You say tomato . . .

You say "immoral", I say "win-win situation"

A prostitute in Chile has auctioned 27 hours of sex to raise money for a disabled children's charity.
"Maria Carolina has made headlines and appeared on talk shows since she announced her donation to the televised Teleton, Chile's largest fundraising event that will run for 27 hours this weekend.
I am going to contribute with my work to a purpose that touches me deeply," said the brunette.
To dispel any doubts, she promised to post a picture of the bank deposit slip on the website where she advertises her services.
Miss Carolina, who charges $300 for a 90-minute session, estimated that she would raise more than $4000.
"I've already auctioned off the 27 hours," the prostitute said. "One of my clients already paid. It seemed like a good deed to him."
Mario Kreutzberger, the Teleton organiser, was reluctant to accept her pledge.
"Everyone can do what they want," the television presenter said. "But if someone tells me that they'll do something immoral ... I'm not going to encourage it."

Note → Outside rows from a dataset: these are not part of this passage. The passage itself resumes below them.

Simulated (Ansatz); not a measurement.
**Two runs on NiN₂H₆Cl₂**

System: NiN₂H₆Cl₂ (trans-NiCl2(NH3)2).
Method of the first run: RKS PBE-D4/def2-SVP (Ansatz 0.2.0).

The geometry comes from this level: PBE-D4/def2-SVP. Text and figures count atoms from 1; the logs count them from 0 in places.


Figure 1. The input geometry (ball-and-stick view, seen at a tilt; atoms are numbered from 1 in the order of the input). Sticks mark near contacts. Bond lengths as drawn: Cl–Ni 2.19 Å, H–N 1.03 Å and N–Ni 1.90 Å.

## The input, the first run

I may be wrong, but it's very probable that this woman is entirely in control of her life and her earnings. She offers a service. Willing clients pay and get the services as advertised. No-one is hurt. She decides to put aside her earnings for a charity.
And it is considered "immoral"? Perhaps it is against the law in Chile but we all know that law, justice and morality don't always intersect.
I'm all for charity. I think this story is timley given some of the talk in the atheisphere regarding atheism and charity. I can't afford the $300 for a 90 minute session (90 minutes - bloody hell, if she can ball me for 90 minutes that's good value!!) but on a dollar per minute rate I could probably spring for 10 minutes worth. I can just imagine what my wife's remark will be when she reads this post.